It seems to me that it cant add float but only int values. But according to the doc (https://www.khronos.org/registry/OpenCL/sdk/2.0/docs/man/xhtml/atomicFunctions.html) it should be possible, right?
I also found this https://forums.khronos.org/showthread.php/12935-Atomic-extension post, where the problem is that a float value instead of a pointer is used. but after correcting this it seems to work.
So what am i doing wrong here?

Thanks

Maybe you can turn this into an “add” version:


 //Function to perform the atomic max
 inline void AtomicMax(volatile __global float *source, const float operand) {
    union {
        unsigned int intVal;
        float floatVal;
    } newVal;
    union {
        unsigned int intVal;
        float floatVal;
    } prevVal;
    do {
        prevVal.floatVal = *source;
        newVal.floatVal = max(prevVal.floatVal,operand);
    } while (atomic_cmpxchg((volatile __global unsigned int *)source, prevVal.intVal, newVal.intVal) != prevVal.intVal);
}

Thank you, but i already found this kind of solution myself. Sadly this kind of function seems to be pretty slow.

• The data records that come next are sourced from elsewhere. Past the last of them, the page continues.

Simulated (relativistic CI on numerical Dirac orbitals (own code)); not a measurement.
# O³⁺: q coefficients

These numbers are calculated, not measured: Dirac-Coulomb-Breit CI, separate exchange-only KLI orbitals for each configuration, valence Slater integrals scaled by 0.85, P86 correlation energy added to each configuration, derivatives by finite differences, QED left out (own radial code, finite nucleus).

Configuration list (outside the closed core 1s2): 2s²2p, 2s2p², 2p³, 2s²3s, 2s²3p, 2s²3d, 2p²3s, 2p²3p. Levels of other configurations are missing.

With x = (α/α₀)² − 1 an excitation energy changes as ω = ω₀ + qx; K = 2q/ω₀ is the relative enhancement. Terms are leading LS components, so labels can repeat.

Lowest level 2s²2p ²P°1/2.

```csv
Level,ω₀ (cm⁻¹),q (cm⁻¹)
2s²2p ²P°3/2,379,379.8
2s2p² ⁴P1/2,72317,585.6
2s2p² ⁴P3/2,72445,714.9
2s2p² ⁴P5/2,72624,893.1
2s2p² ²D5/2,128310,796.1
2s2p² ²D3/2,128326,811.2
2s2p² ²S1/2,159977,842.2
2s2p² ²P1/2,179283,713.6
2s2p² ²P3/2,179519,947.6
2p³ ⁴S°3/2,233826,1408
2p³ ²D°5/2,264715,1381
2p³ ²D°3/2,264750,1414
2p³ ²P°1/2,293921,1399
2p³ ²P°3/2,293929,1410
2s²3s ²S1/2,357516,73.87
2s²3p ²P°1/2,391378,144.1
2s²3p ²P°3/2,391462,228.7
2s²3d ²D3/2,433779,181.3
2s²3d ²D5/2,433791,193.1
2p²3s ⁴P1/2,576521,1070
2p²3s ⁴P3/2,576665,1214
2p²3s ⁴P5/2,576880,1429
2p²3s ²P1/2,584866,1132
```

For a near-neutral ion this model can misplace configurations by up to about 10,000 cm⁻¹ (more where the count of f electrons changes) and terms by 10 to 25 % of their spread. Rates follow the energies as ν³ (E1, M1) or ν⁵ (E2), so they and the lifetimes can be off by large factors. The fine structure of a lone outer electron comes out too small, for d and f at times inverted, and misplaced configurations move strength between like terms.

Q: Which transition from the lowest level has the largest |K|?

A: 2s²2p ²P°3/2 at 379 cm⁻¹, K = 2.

And there should be a faster way. Especially if it says so in the documentation

Then do it in local space first, for all workgroup threads, then synchronize/atomically on global space.

I have the same problem

You can use 2 integers. 1 for integer part(easy single operation), 1 for floating part (bitwise interpretation).

Then when youre done with these, convert thse 2 integers A and B to floats as A.0 and 0.B and add them.

Maybe you can even use 1 integer per digit after delimiter.

before:

b=integerPart(floatingPointPart(num)*10);

c=integerPart(floatingPointPart(num)*100);

after:

atomic_add(… a …)
atomic_add(… b10 …)
atomic_add(… c
100 …)
atomic_add(… d*1000 …)

A.BCDEFGH

num = A + B/10 + C/100 + D/1000 + E/10000 + F/100000 + G/1000000 + H/10000000 in the end.